Monday, September 12, 2011

America: A Nation of Sacrifice?

The New Jersey Star-Ledger’s editorial page memorial to 9/11 included a recount of some of America’s achievements:

Since the nation’s inception, we have scribbled big ideas on a blackboard and then executed them. We founded a democracy and nursed it through a bloody civil war. We overcame the Great Depression, beat the Nazis and built the middle class. We passed civil rights legislation, paved interstates and survived a corrupt presidency. We’ve been to the moon and back.

How did “we” do all of that, and all of the rest? Leaving aside the fact that this nation was not founded as a "democracy" or that "we" cannot do anything – only individuals acting independently, whether alone or in cooperation with others, are the source of human achievement – how does the Star-Ledger explain America’s past success? I’ve left the following comments:

Posted on September 11, 2011 at 9:45AM

"[W]e’ve missed the one common thread that runs through all of those historic accomplishments: personal sacrifice."

This nation was not built on “personal sacrifice”. Sacrifice is the rallying cry of the Islamic enemy that attacked this nation. They sacrifice their personal freedoms, the lives and property of others, and even their own lives, for the sake of a power higher than the individual human life – Allah, whose earthly representatives are to sit atop a worldwide theocracy. Sacrifice is the basic ingredient of every enemy of American ideals, from kings to feudal lords to tribal chiefs to Nazis to fascists to communists and – yes, it must be said - to welfare states.
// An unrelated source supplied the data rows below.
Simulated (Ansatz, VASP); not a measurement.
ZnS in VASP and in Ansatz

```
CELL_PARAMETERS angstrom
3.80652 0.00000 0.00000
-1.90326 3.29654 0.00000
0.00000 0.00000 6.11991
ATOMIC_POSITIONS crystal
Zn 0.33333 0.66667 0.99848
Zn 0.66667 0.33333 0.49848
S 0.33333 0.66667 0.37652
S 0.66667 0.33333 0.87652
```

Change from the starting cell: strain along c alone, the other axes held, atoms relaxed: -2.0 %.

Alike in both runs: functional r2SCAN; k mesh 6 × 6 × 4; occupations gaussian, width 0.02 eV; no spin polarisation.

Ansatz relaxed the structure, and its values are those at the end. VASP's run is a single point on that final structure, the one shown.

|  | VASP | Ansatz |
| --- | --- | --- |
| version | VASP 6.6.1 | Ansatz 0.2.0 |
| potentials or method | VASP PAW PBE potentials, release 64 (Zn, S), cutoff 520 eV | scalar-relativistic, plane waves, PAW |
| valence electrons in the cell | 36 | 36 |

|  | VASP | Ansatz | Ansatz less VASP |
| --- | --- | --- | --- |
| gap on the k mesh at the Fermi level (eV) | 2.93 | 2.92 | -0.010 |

America was built upon personal achievement, made possible by the celebration of the individual as the highest value. America was built by free people pursuing their own goals, purposes, values, welfare, and happiness within the framework of the protection of the individual liberties enshrined in our Founding documents. It is a nation built by individuals dedicated to doing the jobs they have freely chosen, to the best of their ability, even when that dedication means risking one’s life for others - like the first responders who died as a result of the 9/11 attacks. It is a nation defended by a courageous military whose individual members fight not for “the country” but for the ideals this country stands for, and by a citizenry that willingly supports it with its hard-earned dollars and patriotism.

The incessant demands for personal or “shared” sacrifice is killing America.

We must recognize that America was built and can only be restored by personal flourishing, not personal sacrifice. Logically, it can be no other way.

What, exactly, is a “sacrifice”? In today’s usage, it means giving up something desirable for another purpose. This vague understanding leaves out certain crucial contexts. For whose purpose? For a better purpose, or a lesser one? The vagueness leaves sacrifice to so broad a definition as to be almost meaningless. For example, a parent who forgoes spending on current luxuries in order to save for her child’s college education, or the young man who forgoes a social life to devote his time to a new business venture, or the soldier who puts his private life on hold to join the military, are commonly considered sacrifices, even though in each instance the individual is striving to make his life better by advancing a more important value or purpose that improves his life – an educated successful child, a future profit, or fight for the ideals that will later enable him to pursue his life in freedom.

These instances do not measure up to a clear, objective definition of sacrifice, such as the Objectivist definition:

“Sacrifice” is the surrender of a greater value for the sake of a lesser one or of a nonvalue.

If you exchange a penny for a dollar, it is not a sacrifice; if you exchange a dollar for a penny, it is. If you achieve the career you wanted, after years of struggle, it is not a sacrifice; if you then renounce it for the sake of a rival, it is. If you own a bottle of milk and give it to your starving child, it is not a sacrifice; if you give it to your neighbor’s child and let your own die, it is.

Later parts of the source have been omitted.